Basic method chaining

I found this method chaining in python, but even with it I couldn't understand method chaining in Python.

Here the goals are two: solve the coding problem and understand method chaining (given that I am still not 100% confident with callables).

Down to the problem definition.

I want a class that has two methods: one sets a parameter of the object = 'line' and the other overwrites to 'bar'.

This is what I got so far:

class foo():
    def __init__(self, kind=None):
        self.kind = kind

    def __call__(self, kind=None):
        return foo(kind=kind)

    def my_print(self):
        print (self.kind)

    def line(self):
        return self(kind='line')
    def bar(self):
        return self(kind='bar')

Sadly, with this code I can achieve my goal doing this

a = foo()
a.bar().line().bar().bar().line().my_print()

But I would like to obtain the same result by writing this code

a = foo()
a.bar.line.bar.bar.line.my_print()

How do I achieve this? I guess is something wrong in how I defined the __call__ method. Thanks in advance for your help.
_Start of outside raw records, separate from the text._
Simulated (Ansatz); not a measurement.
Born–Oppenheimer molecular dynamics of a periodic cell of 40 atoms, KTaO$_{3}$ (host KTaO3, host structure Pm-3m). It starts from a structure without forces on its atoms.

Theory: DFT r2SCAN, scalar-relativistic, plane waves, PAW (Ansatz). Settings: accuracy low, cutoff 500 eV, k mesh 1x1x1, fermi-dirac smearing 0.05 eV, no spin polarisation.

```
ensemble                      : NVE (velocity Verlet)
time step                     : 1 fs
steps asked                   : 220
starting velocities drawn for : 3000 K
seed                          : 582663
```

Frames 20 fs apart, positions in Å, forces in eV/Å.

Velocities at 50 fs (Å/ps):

Method chaining is simply being able to add .second_func() to whatever .first_func() returns. It is fairly easily implemented by ensuring that all chainable methods return self. (Note that this has nothing to do with __call()__).

class foo():
    def __init__(self, kind=None):
        self.kind = kind
    def my_print(self):
        print (self.kind)
        return self
    def line(self):
        self.kind = 'line'
        return self
    def bar(self):
        self.kind='bar'
        return self

You can use foo objects in a non-chained way by ignoring their returned values:

a = foo()
a.line()
a.my_print()
a.bar()
a.my_print()

assert a.kind == 'bar'

Or, since every function now returns the object itself, you can operate directly on the returned value. You can use method chaining with this equivalent code:

b = foo()
b.line().my_print().bar().my_print()
assert b.kind == 'bar'

Or even:

c = foo().line().my_print().bar().my_print()
assert c.kind == 'bar'

The question of getting rid of the () calling syntax is a completely separate concept from method chaining. If you want chain properties, and have those properties mutate their object, use the @property decorator. (But mutating objects via a property seems dangerous. Better to use a method and name it with a verb: .set_line() instead of .line, for example.)

class foo():
    def __init__(self, kind=None):
        self.kind = kind
    def my_print(self):
        print (self.kind)
        return self
    @property
    def line(self):
        self.kind = 'line'
        return self
    @property
    def bar(self):
        self.kind='bar'
        return self

a = foo()
a.line
a.my_print()
a.bar
a.my_print()

assert a.kind == 'bar'

b = foo()
b.line.my_print().bar.my_print()
assert b.kind == 'bar'

c = foo().line.my_print().bar.my_print()
assert c.kind == 'bar'

Use properties (descriptors).

class foo:
    def __init__(self, kind=None):
        self.kind = kind

    def __call__(self, kind=None):
        return foo(kind=kind)

    def my_print(self):
        print (self.kind)

    @property
    def line(self):
        return self(kind='line')

    @property
    def bar(self):
        return self(kind='bar')

Note, though, that you overwrite nothing, the modification doesn't work inplace (which is arguably good, btw). Anyway, this doesn't look like a good design choice for most real-world cases, because at some point your methods will require arguments.